While I do have three children, only two are currently in the tooth-losing phase of life. You know, the one where they require you to stick your fingers in their mouths and feel how wiggly those little suckers are. And then afterward, they require me to give them money for losing the teeth—as if they earned something for all of that darn time spent wiggling. Parenting really is all glitz and glamour, isn’t it?
Here’s the thing about my two tooth losers. One, upon losing her very first tooth at the tender age of six, declared to the world, “I don’t believe in the Tooth Fairy! I know that she doesn’t exist. Please fork over a crisp and clean five dollar bill so we can all get on with our lives and not have to play this silly under-the-pillow game. Also, I’d like to keep my tooth please and thanks.” My son, however, decided that he did believe. He believed so hard. (Also, for some reason, he decided that his Tooth Fairy’s name was Gwyneth. I won’t even begin to venture a guess as to where that came from.)

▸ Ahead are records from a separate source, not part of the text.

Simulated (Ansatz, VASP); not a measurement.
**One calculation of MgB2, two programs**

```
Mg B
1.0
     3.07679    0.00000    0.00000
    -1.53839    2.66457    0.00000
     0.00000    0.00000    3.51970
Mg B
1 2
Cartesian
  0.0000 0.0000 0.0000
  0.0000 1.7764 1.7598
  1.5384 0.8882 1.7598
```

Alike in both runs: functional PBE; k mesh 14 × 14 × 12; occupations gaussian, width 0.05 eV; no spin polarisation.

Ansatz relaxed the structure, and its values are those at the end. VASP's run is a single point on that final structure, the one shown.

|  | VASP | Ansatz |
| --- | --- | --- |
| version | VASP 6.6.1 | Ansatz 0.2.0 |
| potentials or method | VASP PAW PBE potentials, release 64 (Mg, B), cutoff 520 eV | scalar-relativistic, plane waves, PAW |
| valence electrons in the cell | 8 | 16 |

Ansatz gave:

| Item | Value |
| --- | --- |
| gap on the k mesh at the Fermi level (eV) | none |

How does this happen exactly? How do I have two children who were born to the same parents, under the same roof, a mere 20 months apart, and yet the first child is an non-believer and the second child is a huge believer?
I have so many tooth-related questions: Do you have believers in your house? Do you have doubters? Do you have any “I’ll pretend to believe, just in case she’s real”ers? Do you keep the teeth? (Am I the only one who thinks a drawer full of old teeth is kind of gross?) Also, what’s the going rate for teeth at your place?